Military historian Sir Anthony Beevor is urging politicians to fight censorship after one of his books was banned in Ukraine.
The 1998 bestseller Stalingrad was barred for import last week alongside 24 other books for being "anti-Ukrainian". The accusation was levelled at Beevor's examination of the Second World War battle due to passages about Ukrainian militias slaughtering Jewish children on SS orders.
Serhiy Oliyinyk, the head of the Ukrainian State TV and Radio Broadcasting's licensing and distribution control department, alleges that the account hasn't been proven and was based on unreliable Soviet secret police material.
Speaking to The Bookseller, the author said he used "thoroughly reliable German sources; not Soviet sources," including a book by Helmut Groscurth, an anti-Nazi German officer, that was backed up by eyewitness accounts.
Beevor branded the ban "preposterous" and called the state's position "completely unsustainable".
"[Oliyinyk] has made a tremendous own goal," he said. "Many people in Ukraine are outraged too that they should start banning books."
"The only way one can deal with this is to protest very loudly indeed. No state should be allowed to interfere in the writing of history, but I'm afraid we are seeing more and more of rewriting of history and not just dictatorships."

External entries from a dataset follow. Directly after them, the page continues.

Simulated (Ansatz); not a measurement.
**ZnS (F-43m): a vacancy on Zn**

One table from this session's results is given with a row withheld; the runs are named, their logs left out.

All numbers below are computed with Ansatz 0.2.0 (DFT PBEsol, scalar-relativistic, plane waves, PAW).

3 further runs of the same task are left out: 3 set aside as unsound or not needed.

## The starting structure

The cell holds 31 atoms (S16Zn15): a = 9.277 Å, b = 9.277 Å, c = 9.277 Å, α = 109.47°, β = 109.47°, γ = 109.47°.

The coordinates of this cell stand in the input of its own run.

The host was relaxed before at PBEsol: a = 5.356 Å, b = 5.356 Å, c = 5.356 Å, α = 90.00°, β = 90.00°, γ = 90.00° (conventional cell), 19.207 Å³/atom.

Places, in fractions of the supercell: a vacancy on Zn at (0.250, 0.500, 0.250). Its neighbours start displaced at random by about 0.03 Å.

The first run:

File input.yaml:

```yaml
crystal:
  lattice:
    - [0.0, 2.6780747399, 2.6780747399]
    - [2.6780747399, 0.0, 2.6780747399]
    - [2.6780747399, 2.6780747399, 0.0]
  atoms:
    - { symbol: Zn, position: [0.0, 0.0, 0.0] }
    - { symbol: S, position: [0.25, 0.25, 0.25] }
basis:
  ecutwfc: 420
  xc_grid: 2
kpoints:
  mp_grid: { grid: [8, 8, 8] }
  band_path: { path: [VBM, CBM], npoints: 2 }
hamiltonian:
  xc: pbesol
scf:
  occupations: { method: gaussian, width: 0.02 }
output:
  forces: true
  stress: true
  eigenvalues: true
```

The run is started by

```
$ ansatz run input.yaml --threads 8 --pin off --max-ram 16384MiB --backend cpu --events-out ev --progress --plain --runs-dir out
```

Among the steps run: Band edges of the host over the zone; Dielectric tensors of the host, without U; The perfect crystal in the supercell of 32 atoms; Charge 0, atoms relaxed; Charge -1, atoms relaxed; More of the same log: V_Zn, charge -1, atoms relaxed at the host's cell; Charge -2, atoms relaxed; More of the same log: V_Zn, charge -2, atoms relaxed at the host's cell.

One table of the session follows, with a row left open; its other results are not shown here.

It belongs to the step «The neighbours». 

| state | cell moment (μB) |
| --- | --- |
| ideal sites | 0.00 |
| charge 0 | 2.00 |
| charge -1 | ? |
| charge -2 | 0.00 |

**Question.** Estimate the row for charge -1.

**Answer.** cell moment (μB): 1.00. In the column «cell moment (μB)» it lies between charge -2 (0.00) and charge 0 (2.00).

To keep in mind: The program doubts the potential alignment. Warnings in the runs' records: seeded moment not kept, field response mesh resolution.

He added that is was "the duty of academics and historians, to fight it and to stop this use of 'history' as a form of patriotism or to support a particular political viewpoint."
The Ukraine Human Rights Commission, the Canadian foreign minister and the British Embassy in Kiev have all spoken in favour of the ban being lifted.
Beevor said: "I'm afraid it's going to be a struggle for some time but one certainly hopes politicians will fight for openness in this particular way and will fight censorship as much as they possibly can."